CDAP Workflows: A closer look

cdapio
cdapio
Published in
8 min readApr 21, 2019

October 13, 2015

Sagar Kapare is a Software Engineer at Cask where he is building software to simplify data application development. Prior to Cask, he worked on high performance digital messaging platform at StrongView Systems.

The Cask Data Application Platform (CDAP) is an open-source platform to build and deploy data applications on Apache Hadoop™. In a previous blog post we introduced Workflows, a core component of CDAP, in comparison with Apache Oozie. In this post we will discuss the CDAP Workflow engine in greater detail.

CDAP Workflows are used to execute batch programs in an order specified by users. Currently, CDAP Workflows support MapReduce, Spark programs or any custom java code. The MapReduce and Spark programs are added to an application and referred to inside a Workflow by using their names. This gives users ability to execute the program independently outside of the Workflow if required. The same program can also be referred to by multiple Workflows; thus giving users the ability to reuse the existing program code. Users can also execute lightweight java classes inside the same JVM as Workflow Driver program. These are called custom actions and are added directly inside the Workflow.

Workflow Representation

A Workflow is represented as a list of nodes that are executed in sequence. A Workflow can have three types of nodes: ACTION, CONDITION, or FORK. The nodes are uniquely identified by a node id. The following illustration explains the hierarchy of Workflow nodes:

ACTION node: When user adds a program (such as MapReduce or Spark) or custom action in a Workflow, an ACTION node is generated for it. The id of the ACTION node is same as the name of the underlying program or custom action that would be executed by the node.

For a program, the ACTION node only stores its name. For a custom action, ACTION node also stores other details, such as name of the custom action class, which are required to instantiate and execute the class at runtime. Upon successful execution of the ACTION node, Workflow execution continues to the next node, while on failure of the ACTION node, Workflow execution is aborted.

Program can be added to the Workflow using its name.

// Add myMapReduce program to the Workflow
addMapReduce("myMapReduce");
// Add mySpark program to the Workflow
addSpark("mySpark");

Custom action can be added to the Workflow using its instance.

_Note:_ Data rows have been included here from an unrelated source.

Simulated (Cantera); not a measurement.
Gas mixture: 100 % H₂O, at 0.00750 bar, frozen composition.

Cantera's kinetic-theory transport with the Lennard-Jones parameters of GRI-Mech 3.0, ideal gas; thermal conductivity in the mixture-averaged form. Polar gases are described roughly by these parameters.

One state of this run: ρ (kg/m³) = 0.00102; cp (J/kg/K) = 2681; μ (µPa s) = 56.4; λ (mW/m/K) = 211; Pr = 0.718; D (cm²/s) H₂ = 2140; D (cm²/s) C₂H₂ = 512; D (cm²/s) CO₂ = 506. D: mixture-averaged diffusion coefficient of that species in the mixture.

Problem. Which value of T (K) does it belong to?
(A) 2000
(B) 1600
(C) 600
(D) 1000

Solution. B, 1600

// Add custom action 'MyCustomAction' to the Workflow.
// Custom java code in the 'run' method of the 'MyCustomAction'
// will be call during the execution.
addAction(new MyCustomAction());

CONDITION node: Sometimes user may want to execute certain actions in the Workflow based on some conditions such as availability of the valid data for processing. A CONDITION node allows Workflow to execute different actions based on the result of a Predicate at runtime. Think of it as a ‘if-else’ construct in the programing model. The class representing the predicate should be a public named class. This restriction allows the Workflow driver to instantiate it at runtime using its name. It should also implement the interface Predicate<WorkflowContext> interface. The boolean return value of the apply method is used to determine whether to execute the if branch or the else branch. Node id of the CONDITION node is the simple name of the predicate class. Apart from storing the predicate class name, CONDITION node also stores two lists of nodes — one representing the nodes to be executed when the predicate evaluates to true and another to be executed when the predicate evaluates to false. Each node in the list can further be of type ACTION, CONDITION, or FORK which allows arbitrary nesting of conditions and forks in the Workflow.

CONDITION node can be added to the Workflow as,

// Add condition in the Workflow. 
// 'MyPredicate' is a public class which overrides the 'apply' method.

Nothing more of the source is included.